The St. Louis Park City Council gave the go-ahead Monday night to plans to construct a new Goodwill store in the southwest portion of the existing LA Fitness' parking lot.
Council members unanimously approved the preliminary and final plat and Planned Unit Development (PUD) for the project, would will see 1.54 acres of excess parking at the LA Fitness facility converted into a 17,600-square-foot Goodwill store. LA Fitness will not undergo any changes, though the lot it occupies will be reduced to 5.47 acres.
The plan will allow both businesses to advertise on the existing signage along Hwy. 100, will see the two businesses share parking spaces and won't require any new driveways onto either 35th or 36 streets.
Council Member Anne Mavity supported the overall project, but voiced some concern regarding bike and pedestrian traffic being able to easily access the Goodwill from 36th Street.
"I think the project makes sense overall, but I'm not happy with the bike and pedestrian access," Mavity said. "It's not clear to me how pedestrians will get to the store coming from the south."
Assistant Zoning Administrator Gary Morrison noted the slope of the hill immediately to the south is so steep—a 20-foot difference—that it would be pretty rare for pedestrians or bicyclists to attempt traversing it. Mayor Jeff Jacobs agreed, noting someone would "have to be part mountain goat with a pair of golf shoes to make it down" the hill.

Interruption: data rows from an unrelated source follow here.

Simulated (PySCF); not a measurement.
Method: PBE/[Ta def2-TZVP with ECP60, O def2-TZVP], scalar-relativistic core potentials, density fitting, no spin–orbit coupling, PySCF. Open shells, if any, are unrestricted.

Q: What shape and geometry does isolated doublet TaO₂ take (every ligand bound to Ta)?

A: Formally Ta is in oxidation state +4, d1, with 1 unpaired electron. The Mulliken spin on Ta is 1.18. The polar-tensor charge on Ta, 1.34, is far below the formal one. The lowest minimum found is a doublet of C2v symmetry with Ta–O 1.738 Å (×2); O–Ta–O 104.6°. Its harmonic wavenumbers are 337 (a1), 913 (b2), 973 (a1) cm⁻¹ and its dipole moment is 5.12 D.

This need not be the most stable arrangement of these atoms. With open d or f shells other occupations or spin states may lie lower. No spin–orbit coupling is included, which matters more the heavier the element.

A drive-up donation lane is included in the development, located to the far west side of the Goodwill store.
Jay Moore, a project developer with Oppidan Holdings, said the store is equipped to queue up at least 15 cars along the west side of the building for drive-up donations, easing worries about congestion seen at neighboring Goodwill stores in Hopkins and Minnetonka.
"This stacking lane is incredibly long, accommodating 15 cars," Moore said. "15 could stack up along Highway 100 there, then it could feasibly go back to the east around the building. But if there were 15 cars stacked, I'd probably come back at a different time."
Morrison said neither LA Fitness nor Goodwill were concerned about lack of parking as part of the plan, noting LA Fitness officials were "very comfortable with the proposal."
Jacobs said he's a member at the fitness center and, although it might look busy to someone driving past, parking is typically not an issue.
"As packed as the place in inside, there's plenty of parking there," Jacobs said.
Goodwill presently has 29 other locations throughout the Twin Cities. The new store is expected to employ up to 30 employees, alongside 8-12 participants engaged in career training programs.